Okay everyone, this is probably my last blog post for a while, I'm definitely leaving for home and that's probably within the next four days. Anyway, I've been thinking quite a bit the past few days and I had at least one realisation.
For now let's put aside being alpha, inner game, and most of whatever concepts happen to be floating around. I put it to you that one of our top problems is desparation. I'll bet the first thing that pops into your head is "But I'm not desparate". And that's the problem, the fact that we know this. And this is the issue for guys who have made some progress, but after a while it stagnated or got worse.
It's difficult. It gives me a headache thinking about it, worse having to explain it, but I'll try. See, often even the worst WABFC knows these principles evn before he goes into the community, he just doesn't use them or think about them. In his mind, the situation is pretty hopeless and that's it, but if he's not totally hideous, unpopular or unfashionable, he may have some appeal. This following bit explains why some otherwise good-looking, fashionable, cool, popular guys don't sem to get anywhere and why there is strength in that hopeless feeling. Also, part of it will explain why some guys seem to be very "lucky" with the ladies.

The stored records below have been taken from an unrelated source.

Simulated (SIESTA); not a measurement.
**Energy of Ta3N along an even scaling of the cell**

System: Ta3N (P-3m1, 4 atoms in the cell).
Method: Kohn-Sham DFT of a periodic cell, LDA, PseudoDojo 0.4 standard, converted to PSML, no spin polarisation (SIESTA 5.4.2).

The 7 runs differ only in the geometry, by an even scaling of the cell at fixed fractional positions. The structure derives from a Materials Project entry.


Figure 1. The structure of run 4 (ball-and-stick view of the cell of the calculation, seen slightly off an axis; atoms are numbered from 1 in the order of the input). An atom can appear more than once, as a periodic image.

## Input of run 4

Let me try to make it clearer by classing them:
- The loner
- The cool guy
- The social guy
Each of them may be considered "cool" in their own way and they may have some characteristics of the other class. But the labels are mainly for the purpose of demonstrating my point, which is why they are so simplistic. Remember, these are just a means of getting my point across.
The Loner: The loner takes pride in his own company and that of close friends who "get him". Around close friends and family he can be funny and interesting. Take him out of that and he is the most boring person in the world, zero appeal.
Weaknesses: The first weakness that the loner has is that he likes to be liked. Yes, you read that correctly. "The loner" persona he projects is often something he uses to protect his fragile ego. This wanting to be liked often means that he may have a bad sense of fashion, wearing clothes anybody buys him and he comes across as weak, wierd or creepy for no apparent reason. He may be intelligent and try to use that in ordinary conversation to impress, foresaking small talk and coming across as arrogant. He doesn't think women are attracted to him or notice when they are. He's also very shy and bad at flirting.
Occassional Strengths: In spite of his flaws, the loner may have several strengths. The biggest of these is when he truly doesn't care or is unaware of whether a member of the opposite sex likes him or not. He may end up using push-pull tactics and not know it. Not afraid to flirt with women he's not attracted to.
The Cool Guy: The type I'm referring to here is different from the social kind. He knows how other people work, dresses fashionably and is fairly unafraid. He may even be good with other people and some women may even be drawn to him, he should be good but he just isn't. The problem with this guy is that he doesn't want to be seen doing anything embarassing to spoil that image that he's worked on, he wants people to view him in a certain light.
Weaknesses: He doesn't like to be seen too much and he doesn't want to be embarassed but he desparately wants to be social, so he'll walk into a club or bar and sit down and shrink, doing nothing and not enjoyig himself. He shares some of the attributes of the loner. He knows TOO MUCH of the theory.
Occassional Strengths: He's not overly shy, especially to approach and will not pass up a given opportunity. He knows the theory and he will at least attempt to use it, he doesn't feel hopeless (even if he is).
The Social Guy: The social guy knows people intuitively and not theoretically, and, very importantly, he doesn't overthink what he's doing. His thoughts in order are: 1) Am I having fun? 2) Is everyone else having fun? rather than "What is everyone thinking about me?" or "I hope everyone likes me". What you see outside is the same as what you get at home.
Strengths: Many. His biggest asset is his natural sense of humour, meant for his own amusement (Kezia has written an excellent article on this). He will often insult you with a smile, leading you to question whether something was a joke or not (naturally cocky-funny).
Occassional Weaknesses: Will sometimes take a joke too far.